Beyond the Four Horsemen in Southeast Asia: Strategies for survival in the proxy war fallout | Techsauce

Beyond the Four Horsemen in Southeast Asia: Strategies for survival in the proxy war fallout

Back in May 2017, the ecommerceIQ blog ran a very popular and insightful blog post by Sheji Ho, Group CMO at aCommerce called The Four Horsemen in Southeast Asia: Why The Region Is The Next Proxy War for Chinese Internet Companies which addressed the giant elephant in the room, and the until-now unspoken fear: Everyone is afraid of China's expansion in the market. So what does China’s version of the Four Horsemen - Baidu, Alibaba and Tencent (WeChat) - truly mean for SEA?

At Techsauce Global Summit 2017, Sheji Ho joined Dr. Gang Lu (founder of Technode - the Techcrunch of China), William Bao Bean (SOSV/Chinaccelerator) & Victor Chua (Gobi) in a panel moderated by Jan Smejkal to tackle the issue of Chinese Internet companies flooding the Southeast Asian market in the coming years, and how the future market will look. The team offered advice on how to prepare for the new landscape.

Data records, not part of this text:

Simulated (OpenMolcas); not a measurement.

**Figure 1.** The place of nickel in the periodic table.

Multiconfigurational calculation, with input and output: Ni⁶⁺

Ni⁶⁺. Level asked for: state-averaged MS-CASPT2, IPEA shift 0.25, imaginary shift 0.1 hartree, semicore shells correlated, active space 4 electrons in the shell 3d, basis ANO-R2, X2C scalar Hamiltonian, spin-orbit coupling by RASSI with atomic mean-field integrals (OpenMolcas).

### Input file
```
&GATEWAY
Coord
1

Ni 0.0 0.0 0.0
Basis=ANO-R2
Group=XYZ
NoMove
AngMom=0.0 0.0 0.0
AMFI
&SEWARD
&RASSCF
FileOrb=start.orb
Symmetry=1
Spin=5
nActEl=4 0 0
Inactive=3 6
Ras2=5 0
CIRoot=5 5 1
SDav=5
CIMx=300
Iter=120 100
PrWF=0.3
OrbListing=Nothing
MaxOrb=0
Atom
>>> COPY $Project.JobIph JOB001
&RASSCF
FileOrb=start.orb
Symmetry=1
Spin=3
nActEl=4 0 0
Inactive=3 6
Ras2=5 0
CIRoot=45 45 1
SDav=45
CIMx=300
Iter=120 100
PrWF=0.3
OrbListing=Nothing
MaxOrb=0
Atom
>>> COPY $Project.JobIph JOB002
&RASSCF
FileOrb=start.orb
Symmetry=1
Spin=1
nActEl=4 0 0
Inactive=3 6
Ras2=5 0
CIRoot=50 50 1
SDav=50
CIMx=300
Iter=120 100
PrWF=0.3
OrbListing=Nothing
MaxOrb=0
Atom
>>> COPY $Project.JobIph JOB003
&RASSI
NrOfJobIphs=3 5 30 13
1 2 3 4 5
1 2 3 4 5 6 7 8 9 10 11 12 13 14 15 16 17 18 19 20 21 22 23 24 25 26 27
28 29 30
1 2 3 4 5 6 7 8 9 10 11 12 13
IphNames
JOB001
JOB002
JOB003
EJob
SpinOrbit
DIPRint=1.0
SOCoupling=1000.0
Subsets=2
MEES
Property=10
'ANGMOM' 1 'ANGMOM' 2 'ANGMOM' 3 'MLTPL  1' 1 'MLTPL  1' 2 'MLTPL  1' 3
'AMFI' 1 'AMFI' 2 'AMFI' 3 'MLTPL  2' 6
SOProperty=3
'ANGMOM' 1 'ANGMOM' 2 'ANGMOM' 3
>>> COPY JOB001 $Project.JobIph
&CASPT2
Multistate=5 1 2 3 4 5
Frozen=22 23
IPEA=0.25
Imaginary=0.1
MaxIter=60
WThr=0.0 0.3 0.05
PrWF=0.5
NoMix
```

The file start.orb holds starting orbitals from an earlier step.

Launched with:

Our panelists shared that start-ups in Southeast Asia may be inclined to look at the US for guidance as their information is accessible and relatable. However, it is advised that start-ups look to China and the business models they have previously used for structure.

This logic comes from the fact that the Southeast Asian market is a  lot like China's, just 5 - 10 years behind - however, SEA is catching up quickly.

It is noted that Southeast Asia should look at China as the ‘Crystal Ball’ of the future, the way Southeast Asia is now being very concurrent with the way China was before its gigantic growth spurt. By adopting a Chinese business model, Southeast Asian companies can benefit in the long run as they collaborate or learn to dominate in their field.

The panel also strengthened the argument that Southeast Asia is turning into a Chinese colony, and China's total dominion in not just SEA but other regions around the world. It is evident that they are dominating in South American and Indian markets already. And believe it or not, 6 out of 10 Russian apps are now made in China (or Chinese apps).

The West, however, is still quite difficult for China as some Chinese internet companies have already spent a lot on marketing initiatives in the US market yet all the marketing efforts didn't help them dominate the market share.

So, how do Thai start-ups survive, you might ask?

The panelists advised that you need to consider how to grow your business or be taken out. Think about how to be competitive. The Chinese are market-driven, not tech-driven, so therein lies the advantage.

If a Southeast Asian company has new technology or their own technologies, China will certainly look for collaborations or investment. People should be looking to invent the next WeChat, for example.

Currently, China is investing a lot in deep tech - like Artificial Intelligence. But for Southeast Asia, China wants to come and land grab – be a little bit better than everyone else and get a big market share.

Said our panelists, "In China, the big got bigger, the small got crushed and soon that will happen too in Southeast Asia. Start-ups should be prepared for Chinese companies to come in and crush any company that isn’t prepared or dominating the market. The Chinese have more capital, talent and an extremely intense work ethic. China is owning e-commerce and taking over payment. If you are a bank, for example you must be ready to go up against Alibaba, the leading e commerce company in China. For Southeast Asian brands though, they could benefit from the arrival of JD (China’s largest e-commerce and global online shopping store) - this could be a window of opportunity as more e-commerce sites that come and work B2B will only serve to increase the platforms for brands to use and reach a wider clientele - a win for everyone. Southeast Asian companies also have an advantage as they understand the local market and culture."

Advice from the panel for South East Asian start-ups going into China was split. It could be beneficial for start-ups to understand the market; it is far too competitive and the locals have a better understanding of the market. You would need an unfair advantage like Fin Tech to even be considered.

The lasting impression form the discussion was: "Start-ups should assume that China is here to crush you. They have the capital; they have the talent. It’s always good to assume that they will come and fight you and dominate the market."

Southeast Asian markets can benefit greatly from Chinese investment and the larger economy is set to grow exponentially. The people who may suffer are start-ups, however with deep evaluation, preparation and obtaining a unique or dominating stance in their specific market, they should see a harmonious collaboration with China, instead of an all-out war.